Django Unchained was inspired by the 1966 Italian western, Django, starring Franco Nero. This was before Nero starred as Lancelot in the big Warner Bros. movie version of the hit Broadway musical Camelot (1967). While making Camelot, he fell in love with his leading lady, Oscar-winner Vanessa Redgrave. They are still together.
Nero has a cameo with Foxx in Django Unchained...because he played Django first.
Django was a hit throughout Europe. There were further adventures of Django.
Then how the hell could this win an Oscar for Best Original Screenplay? How did it qualify? Did The Magnificent Seven get an Oscar nomination for Best Original Screenplay of 1960? Nope. Folks said, "This is an American western remake of Kurosawa's Seven Samurai." Django Unchained got its roots and title from Django the same way Tarantino's Inglourious Basterds was inspired by 1978's The Inglorious Bastards. One of the stars of that 1978 movie is blaxploitation action movie star, Fred Williamson. A big, handsome hunk o' onyx, he went from pro football player to a supporting role opposite Liza Minnelli in Otto Preminger's Tell Me That You Love Me, Junie Moon (1970) to starring in Black Caesar, Hammer, Hell Up in Harlem, The Legend of Nigger Charley and Boss Nigger later titled just Boss. Williamson's 1970s work, especially his image as Boss, is really the template for Foxx's look and attitude as Django.
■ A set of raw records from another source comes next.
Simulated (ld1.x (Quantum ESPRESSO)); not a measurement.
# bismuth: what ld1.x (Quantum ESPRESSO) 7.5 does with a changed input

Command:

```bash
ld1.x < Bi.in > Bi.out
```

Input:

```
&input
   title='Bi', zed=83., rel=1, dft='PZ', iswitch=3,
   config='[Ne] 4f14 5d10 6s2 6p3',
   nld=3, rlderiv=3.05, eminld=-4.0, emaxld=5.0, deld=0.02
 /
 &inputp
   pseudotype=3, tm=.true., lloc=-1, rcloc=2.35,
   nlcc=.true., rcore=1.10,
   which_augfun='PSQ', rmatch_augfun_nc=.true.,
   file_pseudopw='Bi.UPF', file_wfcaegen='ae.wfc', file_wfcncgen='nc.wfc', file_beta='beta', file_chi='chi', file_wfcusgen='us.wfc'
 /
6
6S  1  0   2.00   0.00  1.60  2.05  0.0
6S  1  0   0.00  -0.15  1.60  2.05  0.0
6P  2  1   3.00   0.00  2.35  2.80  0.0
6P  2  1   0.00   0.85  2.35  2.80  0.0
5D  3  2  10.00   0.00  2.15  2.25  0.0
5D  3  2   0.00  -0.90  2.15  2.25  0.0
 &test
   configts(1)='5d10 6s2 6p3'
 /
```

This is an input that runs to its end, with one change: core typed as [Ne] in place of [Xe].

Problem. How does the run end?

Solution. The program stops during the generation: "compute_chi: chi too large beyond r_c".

Not that Tarantino didn't write some riveting material for his actors to play, but I feel this film is more an adaptation than an original screenplay. In Tarantino's screenplay, I really dig the dynamic between Django and the bounty hunter. It's like the relationship between a shrewd white sports agent and a gifted professional black athlete client. Tarantino gave us a bad-ass antebellum Jerry Maguire in that aspect.
I admit it. I have had my share of racial drama. There were some corporate "plantations" I wanted to blow up. So some of the revenge in Django Unchained did give me a tingle. Also, I wished I'd had a broadcast agent like Dr. King Schultz. Tom Cruise's Jerry Maguire could've learned a thing or two from Schultz's way of negotiating a deal.
Waltz is not the only one who shoots out a strong supporting performance. Leonardo DiCaprio and Samuel L. Jackson also hit it. Jackson really burns up the screen as the house slave who is so dedicated to his vicious, egotistical master that he'll betray his own people to keep his comfortable and protected position working in the big house.
The versatile Kerry Washington also stands out as the slave Django loves and rescues.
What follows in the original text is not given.